It might have been awhile, but some people never change. Not hatin', just sayin'- but on the other hand, if you have, what was scorching back then might be "meh" now. Not so sure the whole vomit metaphor is exactly erotic, but I guess it *is* hot and slippery- no, still- ew.
If your vag is dripping that bad, you might consider a doctor's visit. In this day and age, we have to be careful to prevent more than just babies, bitchin' guitar or no.
Bottom line boils down to this- he's taken, and you want him. If he cheats with you, you're both "at fault", and it's up to both of you (separately or together) to live with that. Do you really want that kind of brand on your forehead when you walk into a place full of people you know? Do you really want to hurt somebody as bad as you say you've been hurt just for a hard dick? On the other hand, if the girlfriend somehow deserves it, bang him like Cracker Barrel's front door on Black Friday.

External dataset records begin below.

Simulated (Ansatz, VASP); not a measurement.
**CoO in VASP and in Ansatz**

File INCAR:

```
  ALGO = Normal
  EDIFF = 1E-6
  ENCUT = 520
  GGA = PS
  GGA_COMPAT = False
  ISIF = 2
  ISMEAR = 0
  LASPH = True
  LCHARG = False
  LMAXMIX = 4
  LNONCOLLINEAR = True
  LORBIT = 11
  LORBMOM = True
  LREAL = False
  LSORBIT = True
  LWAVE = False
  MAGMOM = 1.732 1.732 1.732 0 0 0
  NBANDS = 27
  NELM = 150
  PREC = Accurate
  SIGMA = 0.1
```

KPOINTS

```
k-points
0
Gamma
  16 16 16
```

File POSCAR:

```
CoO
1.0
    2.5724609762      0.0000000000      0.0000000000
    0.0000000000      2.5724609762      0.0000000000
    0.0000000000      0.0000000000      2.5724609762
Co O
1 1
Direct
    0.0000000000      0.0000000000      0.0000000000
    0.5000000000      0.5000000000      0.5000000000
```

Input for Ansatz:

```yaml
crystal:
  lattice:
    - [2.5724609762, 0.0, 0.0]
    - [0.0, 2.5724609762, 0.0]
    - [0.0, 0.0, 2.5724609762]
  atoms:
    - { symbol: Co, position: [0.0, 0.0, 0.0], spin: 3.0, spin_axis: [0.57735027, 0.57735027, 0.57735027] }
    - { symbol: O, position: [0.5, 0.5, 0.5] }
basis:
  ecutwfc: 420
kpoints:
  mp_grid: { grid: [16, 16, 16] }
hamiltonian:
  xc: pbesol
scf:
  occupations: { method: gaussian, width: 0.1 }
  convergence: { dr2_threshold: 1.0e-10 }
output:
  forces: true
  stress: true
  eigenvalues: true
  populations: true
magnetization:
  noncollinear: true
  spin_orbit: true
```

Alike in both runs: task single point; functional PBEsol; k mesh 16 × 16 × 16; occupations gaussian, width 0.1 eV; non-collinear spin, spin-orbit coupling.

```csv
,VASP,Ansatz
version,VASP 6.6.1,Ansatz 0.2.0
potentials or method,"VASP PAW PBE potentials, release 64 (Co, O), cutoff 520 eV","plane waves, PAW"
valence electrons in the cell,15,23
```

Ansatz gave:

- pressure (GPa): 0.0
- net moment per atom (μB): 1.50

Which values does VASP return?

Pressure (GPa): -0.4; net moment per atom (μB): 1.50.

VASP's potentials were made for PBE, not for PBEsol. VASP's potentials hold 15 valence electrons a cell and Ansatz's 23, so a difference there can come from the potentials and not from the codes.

Are you looking for a quick fix, or something more real? If you're looking for the latter, do you really want to fall for someone who cheats, even if it's with you? What's to stop him from doing it with someone else later on? Know your expectations, terms, and rules of engagement, and stick to them, IMO.
I gotta admit though- some of them just have that magnetism that makes all of their infractions seem less severe somehow.
Part of the fun of it's that "ooh, naughty" thrill, I guess, but really- I can think of more rewarding scenarios than inviting someone to cheat with me, even if it really hurts to see them with someone else.
I'd think the 'sisterhood' answer would be 'get you some yet harm ye none' or somesuch, but the girl power answer would definitely be "Use the Force Wisely"... Girl Power is NOT about the payoff on your Kegel exercises- it's about using the power that women have with care.
Disclaimer:
Not to be taken seriously. Provided by a bored typist as a flip-side to the "Hell yeah! Bon Jovi! Get some Cock! Woooo!" demographic, while hopefully not being very Church Lady With Tons of Cats Lame Chick.
Just curious though- how long *was* the "Long-term" affair?
I just wonder if the same people who don't think anything of cheating would also knock shoplifters, people on their neighbor's pirated Wi-Fi, selling your Lortabs, hiding a rubber full of bought piss between your tits to pass a Wal-Mart drug screen, meaning "where's the line?" I guess I should probably get back to ebay now and not philosophize quite so much on things that are none of my busines, Lol.